Powerfully, Catherine Cronin spoke of criticality, equality and social justice at OER17 in London last year. In the closing plenary we were asked to respond to a call to action… #Iwill #OER17 and many participants in the room and on social media joined in, making their voices heard and sharing their aspirations, making a commitment to taking action. I think it’s time to renew our vows to take action #OER18.

Openness: a practical value #OER18

OER18Lego

In a few weeks, many colleagues from across the world will convene in Bristol for the OER18 Conference and from an active conference committee, and a inspiring line up of keynote speakers to a full programme of sessions about the politics and practice of openness in education there is so much to look forward to. I have been following the blog posts published on the conference site, thinking along with the debate about how open practice is being embedded in institutions, how advocates are winning over policy makers and funders and how our perspective on OER is changing. Inspiring stuff – and many difficult questions facing us, too.

Yesterday I was talking to a group of UK policy makers and one of the things I spoke about is how openness is a practical value to me. It’s not a lofty concept or a hopeful, idealistic vision, it’s a practical measure to be implemented, a yardstick against which new proposals can be evaluated.

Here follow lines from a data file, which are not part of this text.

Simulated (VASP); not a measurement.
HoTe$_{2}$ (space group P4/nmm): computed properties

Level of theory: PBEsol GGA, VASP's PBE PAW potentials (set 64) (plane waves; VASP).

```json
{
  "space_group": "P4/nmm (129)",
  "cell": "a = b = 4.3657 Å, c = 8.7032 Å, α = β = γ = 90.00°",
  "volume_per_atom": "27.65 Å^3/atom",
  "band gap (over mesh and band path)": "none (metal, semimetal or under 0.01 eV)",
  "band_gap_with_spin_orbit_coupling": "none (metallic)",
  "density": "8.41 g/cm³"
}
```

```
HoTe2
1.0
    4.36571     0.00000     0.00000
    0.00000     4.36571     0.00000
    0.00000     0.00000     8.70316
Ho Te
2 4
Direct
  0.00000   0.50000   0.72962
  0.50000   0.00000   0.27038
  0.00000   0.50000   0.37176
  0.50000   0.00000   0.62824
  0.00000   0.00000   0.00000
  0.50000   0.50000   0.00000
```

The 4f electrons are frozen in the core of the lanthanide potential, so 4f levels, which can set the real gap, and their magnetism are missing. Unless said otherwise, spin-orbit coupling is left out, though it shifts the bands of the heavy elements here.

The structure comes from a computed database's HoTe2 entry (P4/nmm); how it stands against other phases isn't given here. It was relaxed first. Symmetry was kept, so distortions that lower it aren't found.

From Open Access publishing to open licences, from shared content to open governance, it’s not a value that is easy to put into practice at any time. In her #OER18 post, Lorna Campbell reflects on this when she writes:

To my mind, the success of the OER Conference has always been founded on its willingness to examine and renegotiate what “OER” means, and this is one of the themes I’ll be exploring in my keynote.  And by that, I don’t mean defining the specific attributes of what constitutes an Open Educational Resource, I mean critically reflecting on what openness means in relation to education at different points in time and from different perspectives, because as Catherine Cronin reminds us in Open Education, Open Questions, “openness is a constantly negotiated space”. Open education looks very different to each and every one of us, and our perspective will depend entirely on where we are standing and the privilege of our vantage point.  And of course it is inevitable that our perspective will change as our roles and careers develop over time.

Outside of the OER community, most audiences that I speak to seem to think that openness means not generating revenue. It means taking a risk to give away something of one’s competitive advantage. It is for those who are privileged, those who can afford to spend time, to dedicate resources to something besides their core business. And so the work of advocates, individuals and organisations, is crucial to making business cases, to convincing governments and providers of the practical advantages, the bottom line, the success that can be achieved if a particular open model or platform is adopted. Open textbooks, for example.

And yet despite the many signs of progress, there are many instances of what was once open, for example a repository, a course or a platform, turning into something else once it becomes valuable. That’s when economic imperatives take over openness as a value and turn it into a marketing strategy.

For me, that is one of the reasons why it’s difficult to demonstrate that doing, being, leading ‘open’ is a practical value you can turn into success without betraying the principles involved. Openness has draw backs, just as every other approach, and sometimes these are difficult to negotiate. Which is why it is so powerful when you see people do just that. And that is what I am looking forward to learning about at OER18. How we can make openness work for all, warts and all.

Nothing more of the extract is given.